Jeremy Pruitt has accepted the job as Florida State's defensive coordinator, Tomahawk Nation has learned.
Pruitt, 37, has been Alabama's defensive backs coach for the last two years -- his only two at the D1 level.
The hire is high risk, high reward.
Pruitt is a tremendous recruiter. He is young, connects well with kids, and owns lower Alabama and the Florida panhandle for the Crimson Tide. His track record as a recruiter is impeccable.
His track record as a coach, however, is another matter.
Pruitt played defensive back for Middle Tennessee and Alabama, and was a very good high school player. Most of his coaching experience is at the high school level, which he did for almost a decade until he was hired at Alabama in 2007.

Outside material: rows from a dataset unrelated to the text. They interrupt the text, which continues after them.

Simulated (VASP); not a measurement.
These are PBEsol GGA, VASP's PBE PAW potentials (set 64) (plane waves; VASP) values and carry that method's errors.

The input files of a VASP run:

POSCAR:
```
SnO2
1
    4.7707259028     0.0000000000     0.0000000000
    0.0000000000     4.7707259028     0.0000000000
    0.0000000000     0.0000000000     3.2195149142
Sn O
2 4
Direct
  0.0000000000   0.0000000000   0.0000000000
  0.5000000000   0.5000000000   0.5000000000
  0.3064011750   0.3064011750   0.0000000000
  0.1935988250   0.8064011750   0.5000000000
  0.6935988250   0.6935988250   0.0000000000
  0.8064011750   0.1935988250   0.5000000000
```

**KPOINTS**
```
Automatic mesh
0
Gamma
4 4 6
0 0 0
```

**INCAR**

Alabama picked him up as "director of player development," which isn't exactly a coaching position, but a position on staff that has some coaching-like duties. He was then promoted in 2010 to be Alabama's defensive back coach.
There are a couple of ways one can view the promotion.
One is that Saban has to trust Pruitt well enough to let him coach defensive backs.
Another view is that Saban is still very hands-on with the defensive backs, which are his specialty, as is Alabama defensive coordinator Kirby Smart, and that Pruitt might be on Alabama's staff to be a recruiter more than anything.
The truth is probably somewhere in the middle. Alabama's defenses have been great while Pruitt has been there, but also great before he arrived. And there is almost no way to separate the play of Alabama's defensive backs and attribute certain things to Pruitt and not Saban.
What is a fact, however is that Pruitt has no experience as a defensive coordinator at any level of college or pro football. He does have experience as a defensive coordinator at a very high level of high school football, but the amount of game planning and complexity of attack changes a bit in college.
The hire could very well make or break Jimbo Fisher's tenure as Florida State's head coach. Florida State's defensive coordinator position is one of the most attractive in the country, and countless coaches with better resumes would have jumped at the chance to take the job.
It's not uncommon for a head coach with a background on one side of the football to bring on a coordinator with little experience to coach on the same side of the football, as the head coach can mentor the new coordinator. It's considerably less common, however, for an offensive head coach (like Jimbo Fisher) to bring on a defensive coordinator with no experience.
It's worth noting that Jimbo Fisher is very much a Nick Saban disciple, and probably would not have made the hire without Saban's endorsement. And Alabama insiders say Pruitt would have been Alabama's defensive coordinator had current coordinator Kirby Smart left for a head coaching position this off-season.
In Pruitt, there is no doubt that Florida State has signed an excellent recruiter. The doubt remains, however, about his ability as a defensive coordinator, his preferred scheme, tendencies, and ability to put together a defensive coaching staff.
And if Pruitt fails, so too does Fisher, and the next coaching administration will take over a loaded roster. For perhaps the only certain thing known about Pruitt is his ability to recruit.